Hip-Hop that delivers a positive message is not “good” Hip-Hop; great intentions do not make a great song. Take Macklemore’s hit, “Same Love” for example, a song in which the Best-Album-Grammy-winner raps, “The same fight that lead people to walk-outs and sit-ins, / It’s human rights for everybody / There is no difference / Live on! And be yourself!” Of course everyone—regardless of sexual orientation—should be able to marry. Of course you didn’t choose to be gay. Of course…
These sentiments are not in the least bit insightful, nor do they pack any emotional punch; to make matters worse, the words are delivered often rhymelessly, lacking in any lyrical dexterity or ingenuity. Instead of creating something aesthetically pleasurable, Macklemore chooses to stand behind the pulpit and preach. As Professor Imani Perry puts it, “the correlation of artistic quality and politics does not hold within hip hop any more than it would in another art form.”
And there are many instances of fine artistic quality matching with honorable political intentions in Rap music. In “Fight the Power,” the inimitable Chuck D (along his hype-man Flavor Flav) drops the famous bars:
“As the rhythm designed to bounce
What counts is that the rhymes
Designed to fill your mind
Now that you’ve realized the prides arrived
We got to pump the stuff to make us tough
from the heart
It’s a start, a work of art
To revolutionize make a change nothin’s strange”
Notice the assonance in the first four lines—the way the “I” sound is repeated over and over again, delivering not just auditory pleasure but also an empowering message about individuality, about the power to fight inherent in all of us.

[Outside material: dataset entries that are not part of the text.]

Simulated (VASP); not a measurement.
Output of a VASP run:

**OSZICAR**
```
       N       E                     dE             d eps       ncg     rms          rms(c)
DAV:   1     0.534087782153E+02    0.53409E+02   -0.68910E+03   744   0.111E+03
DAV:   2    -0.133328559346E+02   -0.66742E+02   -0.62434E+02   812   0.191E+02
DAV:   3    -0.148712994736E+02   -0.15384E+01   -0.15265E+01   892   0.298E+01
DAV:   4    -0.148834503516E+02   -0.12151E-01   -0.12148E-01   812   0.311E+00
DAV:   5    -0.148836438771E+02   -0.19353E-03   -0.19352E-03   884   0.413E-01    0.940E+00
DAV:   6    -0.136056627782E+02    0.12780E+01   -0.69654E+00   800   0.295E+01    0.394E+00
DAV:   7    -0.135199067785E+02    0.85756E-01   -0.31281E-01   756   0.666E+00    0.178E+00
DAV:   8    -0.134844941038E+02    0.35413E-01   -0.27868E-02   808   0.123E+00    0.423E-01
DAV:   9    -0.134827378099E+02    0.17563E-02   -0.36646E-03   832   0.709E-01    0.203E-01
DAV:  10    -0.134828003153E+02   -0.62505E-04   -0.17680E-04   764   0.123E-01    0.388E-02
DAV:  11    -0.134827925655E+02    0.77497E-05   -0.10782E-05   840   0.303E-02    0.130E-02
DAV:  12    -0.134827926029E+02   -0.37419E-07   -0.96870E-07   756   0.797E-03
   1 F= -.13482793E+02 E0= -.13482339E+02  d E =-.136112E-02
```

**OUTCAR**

Now fast-forward twenty years later to Vince Staple’s “Hands Up.” The song’s title derives from the post-Ferguson rallying cry “Hands Up, Don’t Shoot,” which Michael Brown purportedly shouted before Darren Wilson gunned him down. In this song, Vince Staples raps over an ominous beat that incorporates siren sounds as well as the distortive effect of a loudspeaker. Inverting the classic rap trope to “throw your hands to the sky,” Staples raps,
“Yeah, put your hands in the air
Put your hands in the air
Put your hands in the air
Nigga freeze, put your hands in the air”
mimicking the voice of the policemen that violently broke up rallies in Missouri—and continue to arrest innocent and guilty black men to this day. Listening to the song, one can see Staples telling his fans to put their hands up, simultaneously in celebration of the Hip-Hop form and lamentation of the present state of the Black Man.